So then what does this have to do with computer programming?   Why should we make our programs "abstract" at all?  What does it buy us?  Why even bother?

The key here is change.  Writing some code is just the start of the (professional) programming lifecycle, that normally involves fixing, updating, tweaking, enhancing, and (hopefully) reusing that code for the next twenty or even thirty years.  There is no such thing as "throwaway" code; there is only shitty code that gets written with the hope it will be thrown away, but ends up getting hacked up and reused over and over, much to the chagrin of the original programmer.

And changing code is the ultimate programming sin.  Every time you change code, even if it's just one character in one file, you open yourself up to all sorts of programming woe:
  • Is it still going to work?
  • Will all the other units still work?
  • Will we introduce new bugs that will have to get fixed later?
  • How long will it take us to even be able to understand the code to change it?
  • Will there be other 'problem areas' we will have to fix once we open it up?
  • Is the new change backwards compatible, or will we need separate versioning? 
  • Will we have to retest the entire program?
  • How much overhead (reviews, TPS reports, paperwork) will it take?
Of course, there are plenty of programming situations in which you are not beholden to any of this.  That cute iPhone game that will be obsolete in a week probably won't see much reuse, or justify too many bug fixes.  But if you are writing the avionics code for a Boeing 777, even the smallest change will set off a ripple effect of weeks worth of effort.
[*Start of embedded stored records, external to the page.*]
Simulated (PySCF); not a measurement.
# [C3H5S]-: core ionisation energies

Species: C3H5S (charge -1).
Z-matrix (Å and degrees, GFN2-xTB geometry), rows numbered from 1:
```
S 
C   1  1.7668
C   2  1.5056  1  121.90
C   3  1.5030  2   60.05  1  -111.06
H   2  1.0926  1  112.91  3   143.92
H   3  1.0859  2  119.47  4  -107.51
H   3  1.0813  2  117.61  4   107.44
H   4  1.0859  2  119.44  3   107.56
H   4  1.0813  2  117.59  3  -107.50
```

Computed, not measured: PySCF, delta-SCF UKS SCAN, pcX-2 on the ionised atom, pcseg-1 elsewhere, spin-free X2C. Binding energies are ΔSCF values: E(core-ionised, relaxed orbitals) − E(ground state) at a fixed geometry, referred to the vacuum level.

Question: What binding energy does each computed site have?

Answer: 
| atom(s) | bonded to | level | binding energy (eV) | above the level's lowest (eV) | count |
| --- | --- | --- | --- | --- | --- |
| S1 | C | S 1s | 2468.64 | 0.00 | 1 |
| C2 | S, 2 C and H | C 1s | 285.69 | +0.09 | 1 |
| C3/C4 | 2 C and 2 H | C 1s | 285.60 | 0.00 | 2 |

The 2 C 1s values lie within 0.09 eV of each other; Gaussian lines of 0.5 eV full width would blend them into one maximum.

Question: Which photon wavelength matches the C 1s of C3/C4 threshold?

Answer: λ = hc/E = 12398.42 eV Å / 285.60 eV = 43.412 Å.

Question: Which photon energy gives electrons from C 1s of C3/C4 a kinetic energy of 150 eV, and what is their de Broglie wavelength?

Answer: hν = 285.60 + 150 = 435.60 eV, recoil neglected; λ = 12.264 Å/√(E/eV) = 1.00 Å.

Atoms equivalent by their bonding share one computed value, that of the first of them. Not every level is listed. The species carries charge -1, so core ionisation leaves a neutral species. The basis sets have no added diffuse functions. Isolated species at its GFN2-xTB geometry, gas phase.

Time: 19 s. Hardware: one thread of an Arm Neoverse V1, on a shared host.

As a more hand-on example, let's look a trivial program that prints random numbers:

void F (int N)
{
  for (int i=0; i<N; i++) printf("%f\n", rand());
}

Easy enough, no?  But if we examine it closely, we can see we've played fast and loose with our requirements.  "Print random numbers" is an abstract concept for sure, but that's not what this program is doing.  In actuality, we are printing random numbers uniformly distributed between 0 and 1, because that's what rand() does.  That's a concrete implementation of our abstract concept.

This means if our requirement changes, we have to change this code, and changing code is a no-no.  What if we want to print number between 1 and 100?  Or exponentially distributed?  Or normally distributed between 0 and 500?  We don't want to have to keep changing this unit over and over, so we need to make it abstract, by 'removing all references to specifics'.  We can do this quite easily using a function pointer:

void F (int N, float (*rng)(void))
{
   for (int i=0; i<N; i++) printf("%f\n", (*rng)());
}

So now, instead of 'hardcoding' the function that generates our random number, we simply pass it to our subprogram as an argument.  Now the program is abstract, because it "prints random numbers".  If we want uniformly distributed numbers, we can pass in rand(), or we can pass in other (custom) functions that generate different ranges with different distributions.  Note that no matter how many times the requirements change, this code never has to.  And code that doesn't change is code that never breaks.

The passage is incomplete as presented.